Molecular nanomagnets are clusters of magnetic metal ions held together with molecular glue. These materials have been successfully studied with a variety of techniques but attempts to use muons as magnetometers have provided puzzling results. In J. Phys.: Condens. Matter 23 242201, a team led by researchers at Oxford University reports how they have unambiguously detected the crossing of the molecules' energy levels using muons.
Molecular nanomagnets are of great interest to researchers as they represent well-defined quantum mechanical systems which may be of future use as elements of quantum computers. These systems often have large values of spin angular momentum and quantum energy levels that can be tuned in an applied magnetic field. At a critical magnetic field, the energy levels cross and the molecule's ground state below the crossing will be different to that above. These level crossings have been studied with a variety of experimental techniques, but attempts to detect them with muons have proven unsuccessful until now.
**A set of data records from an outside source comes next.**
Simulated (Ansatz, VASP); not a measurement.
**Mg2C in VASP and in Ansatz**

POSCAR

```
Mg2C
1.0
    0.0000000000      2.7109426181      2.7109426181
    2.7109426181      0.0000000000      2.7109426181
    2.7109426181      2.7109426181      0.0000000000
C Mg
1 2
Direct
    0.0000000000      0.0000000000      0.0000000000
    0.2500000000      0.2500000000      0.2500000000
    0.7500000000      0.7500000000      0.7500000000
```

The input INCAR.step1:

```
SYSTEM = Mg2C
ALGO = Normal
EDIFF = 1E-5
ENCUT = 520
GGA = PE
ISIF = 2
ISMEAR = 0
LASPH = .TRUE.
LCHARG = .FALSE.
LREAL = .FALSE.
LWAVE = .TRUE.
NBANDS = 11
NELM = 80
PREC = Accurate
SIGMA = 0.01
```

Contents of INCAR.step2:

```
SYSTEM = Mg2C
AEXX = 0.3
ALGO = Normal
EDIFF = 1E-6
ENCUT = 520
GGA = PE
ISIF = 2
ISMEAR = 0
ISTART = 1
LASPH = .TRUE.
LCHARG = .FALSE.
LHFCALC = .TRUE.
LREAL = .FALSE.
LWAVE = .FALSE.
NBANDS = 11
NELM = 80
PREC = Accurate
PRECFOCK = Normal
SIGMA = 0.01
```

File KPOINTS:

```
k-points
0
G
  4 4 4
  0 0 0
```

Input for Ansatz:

In J. Phys.: Condens. Matter 23 242201, Tom Lancaster and Stephen Blundell of Oxford University, with collaborators from the ISIS facility and the University of Manchester, show the first example of an energy level crossing in a nanomagnet detected with muons. Muons are subatomic particles which may be implanted into materials. Their interactions provide information on magnetism, superconductivity, charge transport and dynamics. The measurements were made using the newly built HIFI instrument at the ISIS Facility, UK. This spectrometer allows magnetic fields of up to 5T to be applied during a muon experiment, and these are some of the first published results from this instrument.
This work demonstrates that muons are a useful probe of molecular nanomagnets and a promising tool for future research in this area. Because the muons are implanted inside the molecule, they provide a unique perspective for studying the quantum tunnelling that can occur in these new materials.